Dietversary

 Yes, you will fart accidentally on the treadmill and try to run away

A year ago today life was pretty different. I was at school doing A-Levels, I had long ombre hair, ‘chocolate’ was my only food group, and I was over 2 stone heavier. Now I’m at Uni with short floofy brown hair (aka: it’s really hard to straighten at the back), I’m trying to maintain a pretty balanced diet, and I’m over 2 stone lighter.

Exhibit A 

PSA: For anyone reading this who is sick of me talking about my diet and weight blahblahblah, then read no further. Find another way of procrastinating (I’d personally recommend Ellen’s Youtube channel, those genius kids blow my mind.)

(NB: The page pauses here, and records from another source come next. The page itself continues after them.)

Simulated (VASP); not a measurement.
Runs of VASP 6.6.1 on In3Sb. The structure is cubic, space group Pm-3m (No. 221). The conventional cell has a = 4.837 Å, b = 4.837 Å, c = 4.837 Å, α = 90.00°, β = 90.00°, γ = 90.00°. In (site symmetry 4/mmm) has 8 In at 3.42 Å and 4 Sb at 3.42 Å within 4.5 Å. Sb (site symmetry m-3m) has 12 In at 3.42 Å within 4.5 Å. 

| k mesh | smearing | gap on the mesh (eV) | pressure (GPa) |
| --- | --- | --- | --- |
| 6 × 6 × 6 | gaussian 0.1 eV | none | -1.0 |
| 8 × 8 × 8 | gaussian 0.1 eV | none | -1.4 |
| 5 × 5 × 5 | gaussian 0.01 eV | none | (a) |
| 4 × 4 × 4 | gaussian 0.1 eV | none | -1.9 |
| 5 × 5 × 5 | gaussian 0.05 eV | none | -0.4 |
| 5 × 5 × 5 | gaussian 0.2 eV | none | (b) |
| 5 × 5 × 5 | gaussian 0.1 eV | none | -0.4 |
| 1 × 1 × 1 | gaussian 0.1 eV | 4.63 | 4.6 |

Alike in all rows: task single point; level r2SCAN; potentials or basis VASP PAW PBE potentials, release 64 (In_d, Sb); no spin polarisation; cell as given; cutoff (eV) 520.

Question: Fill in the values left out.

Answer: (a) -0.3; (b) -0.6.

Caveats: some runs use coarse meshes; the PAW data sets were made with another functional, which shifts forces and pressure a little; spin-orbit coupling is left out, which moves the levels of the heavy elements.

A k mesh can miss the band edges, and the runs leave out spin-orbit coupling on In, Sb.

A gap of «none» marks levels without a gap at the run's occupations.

If you’ve got onto this next paragraph then maybe you’re interested in what I have to say (or it’s 1am and you’re simply scrolling on your phone, too tired to switch it off). I’m not going to be talking about how amazing I’ve been at never touching sugar again. I’m not going to lie and say I exercise every day of the week. I’m not going to say cutting chocolate sorts out every other aspect of your life. None of that’s true, and I’m not a clean-eating guru or whatever you call them. Instead I’m just going to truthfully look back at a year of trying to maintain healthy eating and weight loss, the ups and the downs. Also, yolo, I’ve done some little drawings coz it’s not like I have exams in a few weeks or anything (woops).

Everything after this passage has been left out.